The spray drying process consists of pumping a suspension or a solution to a spray nozzle, then drying the resulting droplets in a chamber containing a stream of hot gas (usually air but could be nitrogen for oxidation-sensitive materials) and finally collecting with a cyclone (or other technique) the dry granules formed [1]. Depending on the way in which the suspension is atomized into fine droplets, a distinction is made between pressure nozzle atomizers, rotary atomizers and pneumatic atomizers [8]. The gas flow can be in the same direction as the spray (so-called co-current atomization) or in the opposite direction (so-called counter-current atomization). The shear rates experienced by the suspension during spraying can reach values as high as 106 s−1 [9]. To encapsulate a ceramic powder in a polymer, spray drying can be used as it has been the case with alumina, glass or silicon carbide powders [[2], [3], [4],10]. The granule size increases with the suspension viscosity [9], solid content [11,12], surface tension [1], particle size [13], feed rate [1] and nozzle diameter [1]. It decreases with the density of spraying gas, atomization pressure [1] and, for rotary atomizers, with rotational speed and diameter of the rotating disc [8]. During the drying of the granules (after spraying), the species in solution tend to migrate with the liquid to the surface. This phenomenon leads to segregation of the species in solution, most of which are then found on the surface. Typically, this occurs when using suspensions with organic additives, such as binders. Although the binders have a certain affinity with the oxide surfaces, a large part of them is found in solution. For example, Baklouti et al. determined that the adsorption limit of polyvinyl alcohol (PVA) on the alumina surface is around 0.6 mg/m2 [14]. Therefore, when the amount is higher, the binder remains in solution and migrates to the surface of the droplets during drying. Binder segregation is promoted by a high binder content, a large amount of liquid, large granule and drop sizes, and a high solvent evaporation rate [15].
Freeze-granulation consists in spraying a suspension above a bath at very low temperature (usually liquid nitrogen) to freeze the droplets before they dry [16]. The extremely fast cooling rate allows the solvent (usually water) to solidify without crystallization. The frozen granules are then recovered and dried by lyophilization, i.e. liquid sublimation. Since the spraying method of the freeze granulation is the same as these by atomization, all spraying parameters affecting the granules size are identical [17]. Granule density increases with solid content. Granule surface is smoother when the solid content of the suspension is higher. Freeze granulation can overpass the quality of spray drying when the product is sensitive to high temperature. In addition, due to fast freezing and lyophilisation, the granules are mainly spherical, contrary to spray drying [18]. Although more complex to implement, freeze granulation may be preferred to spray drying when the product to be treated is very sensitive to the high temperatures required for drying. In addition, it can be complex to obtain full and spherical granules by spray drying because of the migration phenomenon mentioned above, whereas freeze granulation ensures spherical, homogeneous and low density granules that is useful for dry pressing operation to achieve high green density (better pressability thanks to low granule density), high green strength (strength of a non-sintered ceramic) and better homogeneity [19]. When high homogeneity granules (multi-material granules) are required, as for nuclear applications [20] and transparent ceramics [21], freeze granulation is recommended. Freeze granulation could be useful for 3D printing techniques which used powder bed like binder jetting [22,23]. In addition, for hazardous powders, freeze granulation is a better option than spray drying because it is a dust-free process [24].

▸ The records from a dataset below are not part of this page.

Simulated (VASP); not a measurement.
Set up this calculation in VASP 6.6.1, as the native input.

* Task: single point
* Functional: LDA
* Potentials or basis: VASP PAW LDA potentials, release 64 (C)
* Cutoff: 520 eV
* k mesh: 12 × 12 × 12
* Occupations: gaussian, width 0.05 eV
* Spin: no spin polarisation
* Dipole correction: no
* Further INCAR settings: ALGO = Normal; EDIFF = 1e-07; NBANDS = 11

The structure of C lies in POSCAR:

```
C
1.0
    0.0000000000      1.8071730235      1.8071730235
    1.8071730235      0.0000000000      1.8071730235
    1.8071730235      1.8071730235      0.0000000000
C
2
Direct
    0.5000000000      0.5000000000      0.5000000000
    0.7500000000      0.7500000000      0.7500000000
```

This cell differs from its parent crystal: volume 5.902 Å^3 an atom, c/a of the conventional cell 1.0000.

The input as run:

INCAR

These previous studies have revealed the importance of some experimental parameters and their influence on the final granule size and their morphology. However, only trends are derived from these studies (size increases or decreases with a given parameter) and it is not possible to determine in advance the size of a granule using the characteristics of the suspension and the granulation process. In this paper we propose a new parameter called Pu (for pulverization number), able to predict the granule size through a multi-parameter approach, taking into account both slurry and process parameters. This study was conducted in the context of the formulation of mixed granules of alumina with a high content of organic binders to improve their plasticity at a medium temperature. Thus in a preliminary study the rheological behaviour of the suspensions was conducted to optimize their formulations and better predict the influence of the relative concentrations of dispersant and binder to the alumina content.
Section snippets
Materials
Alumina powder is supplied by Alteo, France, under the reference P172LSB. Specific surface area is measured at 8.6 m2/g (BET method) and the mean diameter at 0.4 μm (laser diffraction method). According to the supplier, the alumina content is 99.8%.
The dispersant used is an ammonium polymethacrylate (Darvan C-N, Vanderbilt) with molar mass of 10–16 kg/mol.
Three organic additives of different molecular weight are used: polyethylene glycol (from 4 to 100 kg/mol, named PEG-1 to PEG-3),
Rheological behaviour of the suspensions for the granulation process
Ceramic suspensions with organic additives exhibit generally a non-Newtonian behaviour which can be described by the Herschel-Bulkley law (Eq. 1).Where τ is the shear stress (Pa), the shear rate (s−1), τ0 the yield stress (Pa), n the flow index and K a constant. The yield stress is the minimal shear stress required to initiate flow. The flow index represents the deviation from a Newtonian behavior: if n < 1, the suspension is shear thinning and if n > 1, the suspension is shear
Conclusions
This comparative study of spray drying and freeze granulation was conducted for the preparation of mixed granules of submicronic alumina with a high content of polymeric binder. First, the variation of the viscosity of the ceramic suspensions filled with a high molecular weight polymer or with a dispersed rosin ester was studied. The polymer content has a very large impact on the viscosity but not on the flow index. In comparison, the use of rosin ester leads to very low viscosities, even at
Declaration of Competing Interest
The authors declare that they have no known competing financial interests or personal relationships that could have appeared to influence the work reported in this paper.
Acknowledgments
The authors would like to thank Safran Ceramics for the financial support (and in particular Gautier Mécuson) and Jérôme Kiennemann from Alteo (France) for the kindly supplying of alumina powder used in this research. We would also like to thank François Louvet, Associate Professor at the University of Limoges, for the technical expertise in construction the experimental matrices for the rheology study and for the subsequent data processing.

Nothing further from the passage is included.